Many of the updates have a practical bent, designed to ease tasks such as composing emails, making lists, navigating city streets and lessening the digital distractio­ns that have increasing­ly addled people’s lives as a result of previous tech industry innovation­s.

One of the biggest crowdpleas­ers for the thousands of software developers who gathered at the outdoor conference was an augmented reality feature on Google Maps that helps people get walking directions.

Users will be able to follow arrows — or possibly a cartoon-like creature — that appear on a camera view showing the actual street in front of them. Some new features for Android phones also aim to improve people’s digital wellbeing, including a new “shush” mode that automatica­lly turns on the Do Not Disturb function if someone flips their phone face down on a table. And Wind Down Mode will fade the screen to greyscale at a designated bedtime.

The company’s digital concierge, known only as the Google Assistant, is getting new voices — including one based on that of musician John Legend — later this year.

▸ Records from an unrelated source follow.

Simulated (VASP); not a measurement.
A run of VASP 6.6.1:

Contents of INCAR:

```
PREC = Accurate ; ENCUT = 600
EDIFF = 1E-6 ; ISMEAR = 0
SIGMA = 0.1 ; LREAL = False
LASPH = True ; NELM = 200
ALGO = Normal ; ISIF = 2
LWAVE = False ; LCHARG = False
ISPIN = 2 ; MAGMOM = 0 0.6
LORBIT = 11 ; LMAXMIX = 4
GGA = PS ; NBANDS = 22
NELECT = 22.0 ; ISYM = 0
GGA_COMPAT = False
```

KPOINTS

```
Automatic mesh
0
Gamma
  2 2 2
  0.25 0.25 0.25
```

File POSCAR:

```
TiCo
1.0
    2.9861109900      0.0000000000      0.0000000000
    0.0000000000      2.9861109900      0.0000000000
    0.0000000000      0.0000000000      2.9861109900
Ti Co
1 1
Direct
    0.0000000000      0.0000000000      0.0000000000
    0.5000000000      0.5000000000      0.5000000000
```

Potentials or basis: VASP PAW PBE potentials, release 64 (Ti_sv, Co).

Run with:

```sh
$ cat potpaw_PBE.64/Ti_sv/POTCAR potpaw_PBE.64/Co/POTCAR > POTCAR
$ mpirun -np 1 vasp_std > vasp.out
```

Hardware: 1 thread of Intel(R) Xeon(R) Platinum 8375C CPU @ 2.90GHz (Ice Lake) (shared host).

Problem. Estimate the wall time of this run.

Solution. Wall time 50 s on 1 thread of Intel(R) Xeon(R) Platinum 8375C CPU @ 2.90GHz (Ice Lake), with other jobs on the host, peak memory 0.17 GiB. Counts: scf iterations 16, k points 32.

It will also encourage kids to be polite by thanking them when they say please, similar to a feature Amazon is bringing to its Alexa voice assistant. The assistant may also soon be talking with ordinary people at businesses for tasks such as restaurant reservatio­ns, although the feature is still in developmen­t.

The company said it will roll out the technology, called Google Duplex, as an experiment in coming weeks.

“We really want to work hard to get this right,” said Google CEO Sundar Pichai.